Inter Press Service
March 12, 2002
In addition to ratifying the Kyoto Protocol on global warming, China has also joined an alternative forum, the Asia Pacific Partnership on Clean Development and Climate, which groups the world’s six leading greenhouse-gas emitting nations.
Beijing: As global concern about climate change and rising carbon dioxide emissions grows, China, the developing world’s biggest polluter, is sending confusing signals about its willingness to clean up energy production and tackle environmental pollution.

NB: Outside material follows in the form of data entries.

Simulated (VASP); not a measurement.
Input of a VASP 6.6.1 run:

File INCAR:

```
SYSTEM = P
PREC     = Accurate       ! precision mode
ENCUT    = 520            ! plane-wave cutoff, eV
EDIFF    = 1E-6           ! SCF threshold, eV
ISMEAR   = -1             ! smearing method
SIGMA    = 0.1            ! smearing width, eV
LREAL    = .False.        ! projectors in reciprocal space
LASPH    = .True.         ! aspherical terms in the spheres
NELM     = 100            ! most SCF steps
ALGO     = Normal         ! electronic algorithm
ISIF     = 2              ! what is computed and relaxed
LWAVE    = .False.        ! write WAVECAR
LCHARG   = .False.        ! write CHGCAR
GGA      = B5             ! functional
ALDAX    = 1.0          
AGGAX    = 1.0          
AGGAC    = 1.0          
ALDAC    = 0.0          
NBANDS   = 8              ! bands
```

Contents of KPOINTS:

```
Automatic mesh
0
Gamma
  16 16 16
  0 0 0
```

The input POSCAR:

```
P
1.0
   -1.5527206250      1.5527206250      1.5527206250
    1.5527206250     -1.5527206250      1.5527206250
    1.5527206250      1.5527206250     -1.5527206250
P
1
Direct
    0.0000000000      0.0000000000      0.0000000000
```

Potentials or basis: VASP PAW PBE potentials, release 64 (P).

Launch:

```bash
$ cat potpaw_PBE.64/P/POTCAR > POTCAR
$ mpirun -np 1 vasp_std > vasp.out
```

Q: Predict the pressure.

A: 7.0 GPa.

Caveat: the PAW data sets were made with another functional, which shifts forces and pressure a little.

China, which accounts for 12 percent of global carbon dioxide emissions, was among some 141 countries that had ratified the UN Kyoto Protocol on global warming when it took effect in February last year. The move enabled Beijing to paint itself as a defender of the environment while condemning the United States, which has withdrawn from the treaty, as “irresponsible”.
Since February last year though, China has also joined an alternative forum to the Kyoto Protocol — the Asia Pacific Partnership on Clean Development and Climate. The forum, nicknamed the “Coal Pact”, groups the world’s six leading greenhouse-gas (GHG) emitting nations – U.S., Australia, China, India, Japan and South Korea.
Rather than committing countries to firm targets for cutting GHG emissions like the Kyoto Protocol, the “coal pact” aims to promote technologies that reduce emissions of carbon dioxide in coal and allow it to burn cleanlier. Environmentalists have lambasted the forum as an attempt to divert attention from the refusal of the U.S. and Australian governments to sign the Kyoto Protocol.
China however, has signed both pacts – a stance of ambiguity, reflecting its conflicting interests of meeting its fast-growing economy’s voracious energy demands and placating worldwide concern about global warming. Last week, it also attended the first conference of the Asia-Pacific Partnership, presided over by Australian Prime Minister John Howard in Sydney.
Officially, Beijing has manifested polite but restrained support for the new climate change coalition. The Sydney meeting got little attention in the state-run media, compared to the Montreal meeting in December when Kyoto signatories negotiated the extension and strengthening of the 1997 U.N. landmark agreement.